Moodle™️ can be installed using Helm in a single line of code:

helm install lms oci://registry-1.docker.io/bitnamicharts/moodle

💡 Note that it can take a few minutes before the service is up and running.

💡 Also note that, sometimes, on clusters with fewer resources, the Moodle pod happen to be stuck while the MariaDB pod is ready: either wait for the Moodle pod to restart, or restart it with the command: kubectl delete pods -l app.kubernetes.io/name=moodle

You can check deployment status using the kubectl get pods -w command. In a similar way, the load balancer may take some time to be available, you can check its status using the kubectl get svc -w lms-moodle command.

Once the service has an assigned external IP, you can get and store this IP address (we will use it later):

# Define the MOODLE_IP variable
export MOODLE_IP=$(kubectl get svc lms-moodle --template "{{ range (index .status.loadBalancer.ingress 0) }}{{ . }}{{ end }}")

# Display its value
echo "Moodle URL: http://${MOODLE_IP}/"

You can click on the displayed link from your terminal to discover your brand new Moodle instance 🎉.

To login to your moodle instance, we need to fetch randomly generated password using:

# Get user password
export MOODLE_PASSWORD=$(kubectl get secret lms-moodle -o jsonpath="{.data.moodle-password}" | base64 -d)

# Display credentials
echo "Moodle user: user"
echo "Moodle password: ${MOODLE_PASSWORD}"

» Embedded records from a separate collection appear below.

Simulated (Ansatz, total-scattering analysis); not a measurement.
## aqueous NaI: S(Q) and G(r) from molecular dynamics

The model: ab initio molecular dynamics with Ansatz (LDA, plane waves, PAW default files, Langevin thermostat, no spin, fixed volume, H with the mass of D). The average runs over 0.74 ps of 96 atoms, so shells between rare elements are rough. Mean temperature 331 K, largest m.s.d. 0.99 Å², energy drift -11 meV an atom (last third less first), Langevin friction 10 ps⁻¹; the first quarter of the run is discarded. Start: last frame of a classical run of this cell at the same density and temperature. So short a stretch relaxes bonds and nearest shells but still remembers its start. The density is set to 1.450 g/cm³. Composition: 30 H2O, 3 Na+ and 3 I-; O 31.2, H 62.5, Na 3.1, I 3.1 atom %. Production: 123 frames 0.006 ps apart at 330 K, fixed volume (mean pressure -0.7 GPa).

Before configuring our Moodle instance, we need to deploy all other applications from our learning analytics stack. Keep it up! 💪

Data lake: Elasticsearch

In its recent releases, Elastic recommends to deploy its services using Custom Resource Definitions (CRDs) installed via its official Helm chart. For the sake of simplicity, we've installed those definitions cluster-wide so that all namespaces can benefit from it.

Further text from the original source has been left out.